As a young girl growing up on a farm it was a given that you didn't quit until the work was done or the flashlight batteries died. Everyone played a part in the operation of the farm. Most of my summers were spent on a hay field, stacking bales on a wagon and unloading them in the barn so the horses would have enough food to last through winter. And there were more than a few times that I spend a day in the rain helping fix broken machinery.
While it doesn't seem very glamourous, I learned the greatest lessons of my life growing up on a farm. In addition to the continuous work to keep animals healthy and farm operations moving forward my brother and I were given the opportunity to use what resources where available on the farm to create our own entrepreneurial enterprises. One year it was growing pumpkins to sell for deer feed. One year it was growing acres of sweet corn. We also raised animals to sell at auction. Through work on the farm and involvement in 4-H service clubs we learned how to manage small-scale entrepreneurial businesses, learned the importance of volunteering and lending service to others, and the importance of perseverance.
While family farms are shrinking and disappearing across the US as farming operations become increasingly industrialized, there are still many family farming operations across the region continuing to pass down these life lessons to younger generations.
Next week, kids and young adults from across the county will be gathering at the Alpena County Fair to put the fruits of their labor to the test. They will be showing their 4-H horses, calves, pigs, poultry and rabbits to demonstrate their ability to train an animal that is often more than twice their size. They will display their knowledge of farm and garden crops, agricultural entrepreneurship, and animal husbandry. It is here that you will find some of the community's most promising future leaders. Young minds that have been taught the importance of following through with an outstanding work ethic, and the ability to see the big picture while remaining astute to the attention of detail.
Farm kids are no stranger to hard work. Smashing through ice with a sledge hammer so the animals can get a drink is a common past-time in winter months. And it doesn't matter how hot it was outside in the summer or how badly they want to go swimming, if the hay needs to come off the field before it rains, they take care of the hay. They don't say, "It's too cold outside. I don't feel like doing my chores." They bundle up, and haul 5-gallon buckets of water over snowbanks to nourish their market animals. They don't say, "I don't want to help clean, I'd rather play video games." They hop up and get the work done first, because they know it will allow them more freedom later. The kid who is helping his dad build a barn today, pounding the last nail as the sun goes down; will most likely be running his own company in matter of years. The kid who goes to school with a couple pieces of hay stuck in his hair isn't necessarily messy. He just did more work before 8 a.m. than most of us will accomplish all day. They follow the 4-H slogan "Learn by Doing."

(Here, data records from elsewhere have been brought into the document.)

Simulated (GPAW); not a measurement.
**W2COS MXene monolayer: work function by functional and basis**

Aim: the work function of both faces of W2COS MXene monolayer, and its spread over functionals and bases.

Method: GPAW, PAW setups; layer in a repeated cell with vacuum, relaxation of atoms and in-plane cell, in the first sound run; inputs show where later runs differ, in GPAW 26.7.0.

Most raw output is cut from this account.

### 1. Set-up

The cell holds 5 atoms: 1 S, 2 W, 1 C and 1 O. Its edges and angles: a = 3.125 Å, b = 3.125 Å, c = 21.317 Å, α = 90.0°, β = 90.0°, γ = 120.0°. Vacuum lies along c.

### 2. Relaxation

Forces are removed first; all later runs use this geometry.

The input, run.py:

If we don't grow our own food, it is coming from a farm and it's important to support local farming operations to ensure a healthy local food supply. It's a tradition of heritage and a celebration of our agricultural roots. So let's support the perseverance of these young entrepreneurs by attending the Alpena County Fair. Thank them for their dedication and commitment to continued learning and service to the agricultural community. They will carry these experiences with them through the rest of their lives. Some will carry on with farming traditions and feed the rest of us; and some will transfer the lessons to help run the corporate world. Today, their leadership aptitude is demonstrated in their ability to follow through on their projects throughout the year, culminating in the tests and trails that take place during fair week. Let's cheer them on!